6. In the rejoinder, the appellant has denied that the appellant is guilty of any delay and laches and/or that the claim is barred by law of limitation. It is stated that the appellant wrote several letters asking for the shares to be registered in her name and stating that she has furnished all necessary evidence to show that she was the bona fide legatee by virtue of a duly executed will. Despite such letters and despite the legal position as explained to the respondent-company, that a will does not have to be probated in the present case, when the respondent-company ignoring the above averments communicated its refusal to transfer the shares by its letter dated January 30, 1990 ; the appellant filed the present appeal within the statutory period of two months. It is further stated that the will is a valid will since it is has been executed in accordance with the mandatory Section 63 of the Indian Succession Act and further invited attention to the said provision which states "it shall not be necessary that more than one witness be present at the same time, and no particular form of attestation shall be necessary." It is further stated that the respondent has merely to satisfy itself in accordance with the standards of a reasonable prudent man that the appellant is the sole legatee under the will and their two sons are the only other heirs of the deceased. It is further stated that article 62 of the articles of association empowers the respondent to dispense with the production of probate "upon such terms as to indemnity or otherwise". It is further stated that the stand of the respondent reduces the entire Indian Succession Act and the right that the appellant has under the Act to inconsequence.
7. Shri Virender Ganda, advocate, appearing on behalf of the appellant, while reiterating the submissions made in the appeal and rejoinder submitted that cause of action arose to the appellant on January 30, 1990, when it received the respondent-company's letter dated January 25, 1990, wherein it finally refused to effect the transmission unless the letter of probate is produced. In this connection, he submitted that appeal has been filed within two months of the refusal by the respondent-company as provided under Section 111 of the Act.

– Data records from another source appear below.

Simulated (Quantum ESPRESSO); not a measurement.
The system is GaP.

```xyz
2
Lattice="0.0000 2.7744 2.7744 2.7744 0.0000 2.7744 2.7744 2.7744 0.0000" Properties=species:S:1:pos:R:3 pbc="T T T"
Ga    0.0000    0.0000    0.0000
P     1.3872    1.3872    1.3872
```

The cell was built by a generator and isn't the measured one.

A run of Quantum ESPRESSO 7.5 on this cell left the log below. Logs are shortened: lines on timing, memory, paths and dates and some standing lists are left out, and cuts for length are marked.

8. He further submitted that under the Indian Succession Act, a will need not be stamped or registered, and it is a document whose registration is optional under the provisions of the Indian Registration Act. He further submitted that the relevant provisions are Section 63 of the Indian Succession Act and Section 18 of the Indian Registration Act. He also invited our attention to the observations made by the Supreme Court in the case of Ishwardeo Narain Singh v. Kamta Devi, AIR 1954 SC 280, wherein it was held that there is a fallacy still present in the minds of judges that a will must either be registered or deposited with a District Registrar under the provisions of the Indian Registration Act and it was further held categorically that to draw an adverse inference against a will's genuineness because it is not registered, is not warranted by law. In this connection, he relied upon the case laws of Srinivasa v. K. V. Srinivasa Rao, AIR 1986 Kar 9 ; Ruprao v. Ramrao, AIR 1952 Nagpur 88 and Behari Lal Ram Charan v. Karam Chand Sahani, AIR 1968 Punj 108.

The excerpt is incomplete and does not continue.